Skip to content

Streaming latency spikes: receive loop processes all buffered frames before yielding #879

@SeaOtocinclus

Description

@SeaOtocinclus

poll2() tight loop can bypass Tokio cooperative scheduling — exploring yield-between-frames for streaming workloads

Summary

On long-lived streaming connections (SSE, gRPC streaming, IoT feeds), I'm seeing a bimodal inter-frame latency pattern with h2: frames delivered within a TCP burst arrive in microseconds, but the gap between bursts can be hundreds of milliseconds.

From reading the code path, a likely contributor is that Connection::poll2() will process all already-buffered frames in one poll loop before yielding back to the runtime. In bursty conditions this can:

  • monopolize the connection task for the duration of the burst,
  • delay poll_complete() (and therefore flushing WINDOW_UPDATEs),
  • reduce fairness vs other tasks on the same Tokio runtime.

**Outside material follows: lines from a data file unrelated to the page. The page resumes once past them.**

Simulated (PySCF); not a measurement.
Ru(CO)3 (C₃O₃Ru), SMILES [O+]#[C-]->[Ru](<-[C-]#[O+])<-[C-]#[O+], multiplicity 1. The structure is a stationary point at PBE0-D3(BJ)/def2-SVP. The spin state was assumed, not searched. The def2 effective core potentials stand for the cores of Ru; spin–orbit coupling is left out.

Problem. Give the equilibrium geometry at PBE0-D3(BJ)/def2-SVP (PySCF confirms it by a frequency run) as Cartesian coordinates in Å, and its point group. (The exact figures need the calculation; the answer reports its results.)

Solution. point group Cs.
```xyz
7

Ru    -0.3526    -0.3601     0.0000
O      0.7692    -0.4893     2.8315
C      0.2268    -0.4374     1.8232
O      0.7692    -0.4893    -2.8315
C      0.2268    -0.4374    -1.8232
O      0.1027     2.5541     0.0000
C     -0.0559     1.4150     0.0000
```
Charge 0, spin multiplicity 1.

This is great for throughput / request-response, but can be awkward for high-frequency small-message streaming where tail latency matters more than peak throughput. I'm exploring whether an opt-in or ecosystem-standard yielding approach makes sense here, and would love maintainer guidance on preferred direction.

Evidence

All runs use tcp_nodelay(true) (so this shouldn't be Nagle-related; cf. hyper #3187 discussions). Same sender, same wire data.

Benchmark results (200s, 324K+ samples each)

Measured inter-arrival time between consecutive body.frame().await returns on the receiver.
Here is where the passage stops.